Perhaps I should have called this the non-Verona coat. I’ll explain in due course.
Sorry, couldn't find the Verona Coat on the Sewing Workshop website! |
Front |
It was time, once again, to sew samples for classes, and I
decided to make use of the opportunity to use a pattern that had been
marinating in a drawer for quite some time, as well as fabric that was even
more “aged”. Lesson learned on this one
– never, ever use an unknown pattern and a checkered fabric when there’s an
actual deadline for getting something done.
It all worked out in the end, though another coat did have to stand in
during open house at the store.
That mannequin is a little wonky - didn't want to stand up straight when I turned it to show the back! |
So – the Sewing Workshop Verona Coat. Loved the design when I first laid eyes on
it. This being the first time ever
cutting into a Sewing Workshop pattern, I had no idea how the fit would work on
me, and with a checkered fabric, there would be no room to fudge when sewing. So … I made a muslin. After much measuring and comparing I decided
on the x-small. The fit was fine
everywhere but the shoulders. I needed
to add an inch. That’s quite a lot. The shape of the armhole is a little unusual,
because the side seam is set back a little.
After much fiddling (days of fiddling, actually), I was still not happy
with the way things were working out.
The armhole/sleeve seam meandered and looked just plain weird. Time was marching on, deadline
approaching. Then I had an idea. The Vogue coat that I made last winter had a
similar shape to the Verona Coat. Out
came that pattern to measure and compare.
(You can just imagine the mess now resulting from all the pieces of two
coat patterns strewn about the sewing room!)

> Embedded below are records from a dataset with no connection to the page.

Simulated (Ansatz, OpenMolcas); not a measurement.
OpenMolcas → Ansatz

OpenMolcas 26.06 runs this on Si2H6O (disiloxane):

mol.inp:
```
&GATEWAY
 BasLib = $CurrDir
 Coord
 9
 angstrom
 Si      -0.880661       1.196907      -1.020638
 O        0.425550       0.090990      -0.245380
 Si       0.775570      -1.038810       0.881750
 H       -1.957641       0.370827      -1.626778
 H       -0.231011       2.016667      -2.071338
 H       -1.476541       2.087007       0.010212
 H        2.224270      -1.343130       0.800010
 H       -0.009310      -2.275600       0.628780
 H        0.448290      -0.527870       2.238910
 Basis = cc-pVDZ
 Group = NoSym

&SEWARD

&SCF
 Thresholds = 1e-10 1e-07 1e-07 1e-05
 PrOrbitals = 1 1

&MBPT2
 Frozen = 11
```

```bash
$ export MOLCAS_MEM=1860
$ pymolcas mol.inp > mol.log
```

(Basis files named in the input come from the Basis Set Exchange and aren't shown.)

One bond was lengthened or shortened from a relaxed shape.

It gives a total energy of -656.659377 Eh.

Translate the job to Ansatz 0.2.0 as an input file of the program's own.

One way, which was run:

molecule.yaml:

More measuring and dawdling and time marching on. I needed to stop figuring and worrying and
just get on with sewing. Finally I just
grafted on the design elements of the Verona Coat to the Vogue coat using the
highly scientific method of taping one pattern piece atop another and folding
the unnecessary bits out of the way.
Some more changes I made: Redrew the Vogue sleeves to
two-piece to get rid of the elbow dart, which would have messed up the
lining-up of the checkers on the seam. I
also widened the sleeves a bit.
I opted
out of patch pockets (because I didn’t want to match yet more checkers on the
front of the coat. The pocket band piece
became the flap for a welt pocket.
In my great hurry, I missed out on the lovely scalloped edge
for the join between facing and lining, which is such a lovely detail on the
Verona coat, but I had other details to deal with – like matching up all those
checks!
I actually managed to line up all those checks! |
The checks did make it easy to line up the bound buttonholes
… just follow the lines.
And yes, all the pieces are underlined in a light
cotton. The checked fabric (wool and
silk mix) is just too loose a weave to exist on its own. I did use fusible interfacing on the
black wool crepe bits.
Oh yes, and I did lengthen the pattern by quite a bit. I would have liked to lengthen it even more
to actually cover my pencil skirts, but I ran out of fabric. There are only a few smallish bits of checked
fabric left. Now I’m faced with the
dilemma of tossing those, or keeping them in the unlikely event that I would
ever want to make a small bag. Hmmm.
Come Spring, I’ll be happy to have this coat in my closet,
although I will have to think twice about what I wear underneath. Those black and white checks will have to
“work with” whatever is sticking out from underneath them.